Sighter Distribution

From ShotStat
Jump to: navigation, search

... back to Closed Form Precision#How many sighter shots do you need?

"Sighting in" a gun involves trying to align its sighting device so that the point of aim coincides with the center of the point of impact (POI). The statistical challenge with sighting in a gun that has any shot dispersion is that we can only estimate the POI. In principle we know that increasing the number of samples will improve our estimate, but so long as there is some shot dispersion our POI estimate will be some distance from the true POI center.

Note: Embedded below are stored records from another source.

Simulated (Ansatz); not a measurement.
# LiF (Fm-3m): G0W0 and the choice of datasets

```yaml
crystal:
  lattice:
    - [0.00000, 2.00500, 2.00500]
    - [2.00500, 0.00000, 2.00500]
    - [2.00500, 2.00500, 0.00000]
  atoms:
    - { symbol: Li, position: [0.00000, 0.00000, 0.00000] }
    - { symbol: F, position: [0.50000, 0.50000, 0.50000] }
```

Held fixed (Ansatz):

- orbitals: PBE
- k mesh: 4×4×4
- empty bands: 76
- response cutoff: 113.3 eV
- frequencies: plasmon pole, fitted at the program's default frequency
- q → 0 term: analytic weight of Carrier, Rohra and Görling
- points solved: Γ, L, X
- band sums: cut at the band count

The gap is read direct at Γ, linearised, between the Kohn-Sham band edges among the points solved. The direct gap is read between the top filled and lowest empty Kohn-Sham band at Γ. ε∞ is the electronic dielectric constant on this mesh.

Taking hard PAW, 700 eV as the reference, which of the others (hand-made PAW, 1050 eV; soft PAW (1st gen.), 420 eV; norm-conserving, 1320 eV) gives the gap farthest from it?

To analyze the characteristics of sighting error we continue to use the symmetric bivariate normal model of shot impacts that allowed us to perform Closed Form Precision analysis. Using Cartesian coordinates we have

$$X, Y \sim N(0, \sigma)$$

I.e., we designate the (unknown) true POI as the origin (0, 0). Now we take some number n of "sighter" shots and calculate their center. The distance of this sample center from the true POI is

$$R(n) = \sqrt{\overline{x_i}^2 + \overline{y_i}^2}$$

What is the distribution of Gun Zero?

Thanks to Alecos Papadopoulos for the following solution:

Given the preceding definitions, the sample means are also mean-zero normal random variables with $$\bar X, \bar Y \sim N(0,\sigma^2/n)$$

Define random variables $$Z_x = \left(\frac{\bar X}{\sigma/\sqrt n}\right)^2 = \frac n{\sigma^2}\bar X^2 \sim \chi^2(1),\;\;Z_y = \left(\frac{\bar Y}{\sigma/\sqrt n}\right)^2 =\frac n{\sigma^2}\bar Y^2\sim \chi^2(1),$$

Then the random variable $$W = Z_x + Z_y =\frac n{\sigma^2}\left(\bar X^2+\bar Y^2\right)\sim \chi^2(2)$$

By the properties of a chi-square random variable, we have $$W_n=\frac {\sigma^2}nW \sim \text {Gamma}(k=1, \theta = 2\sigma^2/n) = \text{Exp}(2\sigma^2/n)$$ i.e. $$f_{W_n}(w_n) = \frac {n}{2\sigma^2}\cdot \exp\Big \{-\frac {n}{2\sigma^2} w_n\Big\}$$

Define \(R_n = \sqrt {W_n}\). By the change-of-variable formula we have

$$W_n = R_n^2 \Rightarrow \frac {dW_n}{dR_n} = 2R_n$$ and so

$$f_{R_n}(r_n) = 2r_n\frac {n}{2\sigma^2}\cdot \exp\Big \{-\frac {n}{2\sigma^2} r_n^2\Big\} = \frac {r_n}{\alpha^2} \exp\Big \{-\frac {r_n^2}{2\alpha^2} \Big\},\;\;\alpha \equiv \sigma/\sqrt n$$

So \(R_n\) follows a Rayleigh distribution with parameter \(\alpha = \sigma / \sqrt{n}\).